The Theatre of Memory

Kate Robinson

Collins Gallery

University of Strathclyde,

22 Richmond Street, Glasgow, G1 1XQ

31st March - 5th May 2001

The original Theatre of Memory was designed in Italy during the Renaissance by a man called Giulio Camillo.

It was an encyclopaedic memory aid consisting of hundreds of images which were arranged on the tiers of an amphitheatre. The images were meant to ignite the imagination, and thereby to  stimulate the memory, of  the solitary spectator of the Theatre, enabling him or her to remember significant, esoteric knowledge.

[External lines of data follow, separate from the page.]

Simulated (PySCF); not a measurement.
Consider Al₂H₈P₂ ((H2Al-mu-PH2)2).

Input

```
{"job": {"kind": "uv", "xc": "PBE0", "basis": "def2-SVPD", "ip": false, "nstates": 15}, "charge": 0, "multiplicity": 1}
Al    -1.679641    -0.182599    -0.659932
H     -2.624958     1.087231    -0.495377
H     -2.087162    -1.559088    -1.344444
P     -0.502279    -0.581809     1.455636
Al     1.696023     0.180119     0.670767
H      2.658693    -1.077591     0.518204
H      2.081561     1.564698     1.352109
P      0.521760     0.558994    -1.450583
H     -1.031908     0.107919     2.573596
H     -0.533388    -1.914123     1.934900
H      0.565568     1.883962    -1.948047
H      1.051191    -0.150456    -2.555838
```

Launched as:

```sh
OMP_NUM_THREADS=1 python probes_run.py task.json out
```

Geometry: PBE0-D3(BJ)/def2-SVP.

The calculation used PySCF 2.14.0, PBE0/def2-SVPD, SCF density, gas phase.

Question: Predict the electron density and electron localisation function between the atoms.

It represented a unified referential system,  alluding to Hermetic, Judaic,  Hellenic and Christian motifs. An eschatological catalogue, the Theatre of Memory was remarkable in its marriage of symbol with three dimensional space. And all the more remarkable because, although the idea of the Theatre was known throughout Europe, we cannot be certain that it was  actually built.  A piece of Renaissance conceptual art?

 

The work in the exhibition at the Collins Gallery, Glasgow, is inspired by descriptions of images from Camillo’s Theatre. Juno and Apollo in the Clouds, Apollo and the Muses, After Endymion and the Saturn series are all drawn directly from mythical allusions made in the Theatre. Often, in the Theatre, particular motifs will crop up again and again, their meaning subtly modified by their position within the schema. One such motif is Juno, and I have represented her here as Juno on a Swing, to convey the idea of levity and abandon with which, at times, she is associated.

 

In researching current theories of the locality of memory within the body, I worked at the Human Anatomy Department at Glasgow University. I made ink on paper drawings and sculptures modelled from the human brain and heart. For the drawings I studied microscopic images of sections of the brain - lower, mid and upper pons, and the hippocampus, for example. I used the conventions of the laboratory to make decisions about what sections of the body I would study and I was faithful to what I saw under the microscope. I made no attempt at objectivity. I could have measured the work, made grids on the paper, projected the slides and copied their images. I wanted to make a subjective map of what I saw - and I think the results are beautiful. It was the most intimate life drawing I have ever done.

 

During my experience at the Human Anatomy Department, I began to wonder whether the real Theatre of Memory is not the body itself, and this lead me to study other hermetic image systems which use the "corpus" as its theatre. I am grateful to the Special Collections Department at Glasgow University Library for digitising some images from the English philosopher Robert Fludd's Utriusque Cosmi for me. These images showing a cosmic creation story also look like the iris and pupil of an eye contracting and expanding. I know Fludd and Camillo would probably never have met, but there is such a spare and complex simplicity to Fludd's drawings in comparison to the dramatic flourishes of Camillo's ideas, that he makes a perfect foil. I also hope that this will help to place the work, to root the hermeticism of the genre in Britain as well as Italy.

 

Fludd’s drawings, beginning with Et sic in infinitum (And so, forever), form the visual introduction to a computer generated model comprising of the images that Camillo described in his Theatre.  The virtual Theatre of Memory, like a giant eye floating in space, is the source for  the rest of the sculptures in the exhibition, all of which, in one way or another, are concerned with the body.